As technologists, it’s really easy to get caught up in the technology game and miss the elephant in the room. There’s something about new technology that creates an adrenaline rush. We can’t wait. We can’t wait to play with it. We can’t wait to learn about it. This week I’m in Orlando, FL with about 60,000 other people attending the AHR Expo 2016 – the International Air-Conditioning, Heating and Refrigerating Exposition. If you want to see new technology, this is the place: Bluetooth pressure and temperature transducers, networked light systems that also measure humidity and temperature, a whole array of devices that operate by harvesting energy out of their environment.
The Building Automation market continues to produce new and better technology and devices. The 2,000 exhibitors provide anything and everything that’s needed in a building from piping to advanced multi-building control systems.
Business Stagnation Among the New Technology
Every year there’s newer, better and more but as Paul Oswald from CBRE/ESI pointed out in a session I attended, we’re not seeing the big picture. The industry, except for this ever present technology march, is stagnating. Paul pointed out that:
• There are no new business models that have been developed as all this new technology has been deployed over the last two decades. Everywhere else you look in society, technology is applied and new business models are created – Uber, cloud based Customer Relation Management (CRM) – there’s hundreds of examples. Just none in in the building market.
• There are no new processes. Building owners and building management still do almost everything the same way they did it 50 years ago.
• There are no new best practices that are radically different than the best practices from ten or twenty years ago.
• Delivery models, training and everything else about how we operate and manage these buildings hasn’t changed.

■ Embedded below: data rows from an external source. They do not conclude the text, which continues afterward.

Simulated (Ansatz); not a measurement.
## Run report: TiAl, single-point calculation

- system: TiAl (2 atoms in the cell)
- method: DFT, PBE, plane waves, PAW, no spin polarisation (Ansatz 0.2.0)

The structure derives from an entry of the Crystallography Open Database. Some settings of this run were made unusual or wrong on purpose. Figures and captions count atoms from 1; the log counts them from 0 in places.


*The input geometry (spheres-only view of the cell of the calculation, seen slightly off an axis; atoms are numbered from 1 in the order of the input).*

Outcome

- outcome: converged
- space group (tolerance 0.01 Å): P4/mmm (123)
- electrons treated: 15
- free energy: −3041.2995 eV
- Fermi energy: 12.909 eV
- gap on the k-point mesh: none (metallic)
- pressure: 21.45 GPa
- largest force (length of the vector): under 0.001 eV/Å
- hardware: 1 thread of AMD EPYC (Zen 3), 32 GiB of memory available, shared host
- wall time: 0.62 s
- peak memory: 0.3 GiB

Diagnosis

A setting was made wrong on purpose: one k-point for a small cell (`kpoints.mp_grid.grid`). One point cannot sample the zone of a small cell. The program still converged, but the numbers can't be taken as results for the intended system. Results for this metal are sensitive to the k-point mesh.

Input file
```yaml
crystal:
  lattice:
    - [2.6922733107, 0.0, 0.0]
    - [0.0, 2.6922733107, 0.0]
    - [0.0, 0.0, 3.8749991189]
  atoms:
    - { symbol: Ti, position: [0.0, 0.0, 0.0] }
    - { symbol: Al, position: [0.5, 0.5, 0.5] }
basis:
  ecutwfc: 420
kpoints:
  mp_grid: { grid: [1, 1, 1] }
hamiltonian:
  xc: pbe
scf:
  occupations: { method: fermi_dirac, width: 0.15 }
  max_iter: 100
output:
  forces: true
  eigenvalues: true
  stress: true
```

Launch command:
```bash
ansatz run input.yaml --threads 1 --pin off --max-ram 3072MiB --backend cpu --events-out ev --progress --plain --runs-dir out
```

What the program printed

Paul pointed out that buildings aren’t being managed as corporate assets. There’s little to no effort at most companies to fit the building to the workforce. No one looks at their real estate as an asset that should be monitored and subjected to rigorous analysis like other corporate assets are. Paul mentioned a company that, with a little analysis, reduced their office space requirements by 30% and leased that space out with the option to get it back if they need it in the future.
It’s a very enlightened way to look at buildings and building automation technology. Unfortunately a hard one for us engineers, who would rather work with bits and bytes than business models, processes and operational strategies.
This is the elephant is in the building, but we’re ignoring it.
What do you think? Are you seeing any new business practices being embraced in your building customers?